The rand dropped as much as 3.4 percent against the dollar on the latest legal problems for the finance minister who maintained that he was the victim of a politically motivated campaign over the last few months.

In line with the weaker rand, South African bank stocks fell by almost 5 percent to a four-week low. According to Bloomberg data, almost R34 billion in value was wiped off the index.

Government and dollar bonds also fell sharply, while the cost of insuring exposure to South African debt leapt to three-month highs.

Investors and rating agencies back Gordhan’s plans to rein in government spending in an economy that has been forecast by the Reserve Bank to grow at just above zero percent this year.

A cut to”junk” status in ratings reviews due later this year will push up South Africa’s borrowing costs, making it harder to plug the budget deficit.

Political risk

Analysts said the Gordhan summons increased the political risk of doing business in the country. “This will further erode confidence in the political and economic management of South Africa,” said Daniel Silke, the director of Political Futures Consultancy. “It will potentially affect our chances of sustaining the current rating agency levels.”

Annabel Bishop, Investec’s chief economist, said: “South Africa is at risk of dropping to sub-investment grade on its path to the potentially game-changing 2019 election, with consequent heightened financial market volatility and stagnant economic growth. Politics could become noisier and uncertainty rise. This is the growth and employment risk.”

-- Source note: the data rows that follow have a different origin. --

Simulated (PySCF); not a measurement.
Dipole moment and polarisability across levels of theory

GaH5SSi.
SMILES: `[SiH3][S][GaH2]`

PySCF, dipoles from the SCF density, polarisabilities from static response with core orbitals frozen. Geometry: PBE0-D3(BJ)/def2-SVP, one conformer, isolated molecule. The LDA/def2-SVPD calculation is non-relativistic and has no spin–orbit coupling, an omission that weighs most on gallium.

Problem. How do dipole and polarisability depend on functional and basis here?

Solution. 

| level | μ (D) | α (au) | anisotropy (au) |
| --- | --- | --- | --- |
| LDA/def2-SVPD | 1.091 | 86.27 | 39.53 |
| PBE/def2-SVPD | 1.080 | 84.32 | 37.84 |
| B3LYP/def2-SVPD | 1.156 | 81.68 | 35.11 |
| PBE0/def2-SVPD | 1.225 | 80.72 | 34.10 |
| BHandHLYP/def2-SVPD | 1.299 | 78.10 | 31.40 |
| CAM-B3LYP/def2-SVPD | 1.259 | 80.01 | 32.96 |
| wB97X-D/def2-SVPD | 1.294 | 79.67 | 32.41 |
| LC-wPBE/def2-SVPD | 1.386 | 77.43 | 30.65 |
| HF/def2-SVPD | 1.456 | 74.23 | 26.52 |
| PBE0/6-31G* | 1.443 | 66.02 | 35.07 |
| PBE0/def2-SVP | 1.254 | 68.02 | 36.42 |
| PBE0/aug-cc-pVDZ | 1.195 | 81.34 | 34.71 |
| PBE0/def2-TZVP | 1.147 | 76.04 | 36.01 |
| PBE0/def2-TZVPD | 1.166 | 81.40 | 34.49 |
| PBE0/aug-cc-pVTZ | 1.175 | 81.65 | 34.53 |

Nedbank said to charge Gordhan with fraud would, if followed through, alter the course of the rand, and increase the chances of sovereign risk rating downgrades to speculative status and place renewed upward pressure on interest rates.

“Prior to this development, we expected another 25 basis point hike in January 2017, but much will now depend on how political developments impact on the country’s sovereign risk credit rating and the rand over the next few weeks.”

The charges against Gordhan came 15 days before he is due to deliver his medium-term budget policy statement.

Tumisho Grater, an economic strategist at Novare, said these developments would increase the probability of a possible downgrade later this year as they added to the political uncertainty that ratings agencies had been flagging.

“There are now also unanswered questions regarding whether Gordhan will be able to deliver the very important medium-term budget policy statement later this month,” Grater said.

“We now wait to see how the situation unfolds and if the uncertainty will cause a loss of confidence in South African assets, which may be reflected in the further weakening of the rand, higher bond yields and widening credit spreads.”

Peter Attard Montalto, an analyst at London-based Nomura, said ratings agencies would react to the news with emergency downgrades only on Gordhan’s actual exit occurring. “We still see S&P and Fitch more likely than not to downgrade on December 2 on lower growth and lack of structural reforms alone,” he said.

“Ultimately, we see the political and policy uncertainty continuing through to end-2017, holding back growth, job creation and especially domestic private sector investment, given Zuma’s exit seems highly unlikely and regardless of what occurs around the National Treasury.

However, clearly if today’s events turned into a reshuffle and a real degradation of the National Treasury as an institution, it would have much larger and longer-lasting negative impacts on the economy.”

Shaun Abrahams, the prosecutions chief, said Gordhan was still being investigated for his role in setting up a surveillance unit at the tax department a decade ago, which was suspected of spying on politicians, including President Jacob Zuma.

The elite police unit, the Hawks, first questioned Gordhan about that in February in an investigation that some analysts said was the result of political pressure from a faction allied to Zuma.

The president has denied the claims.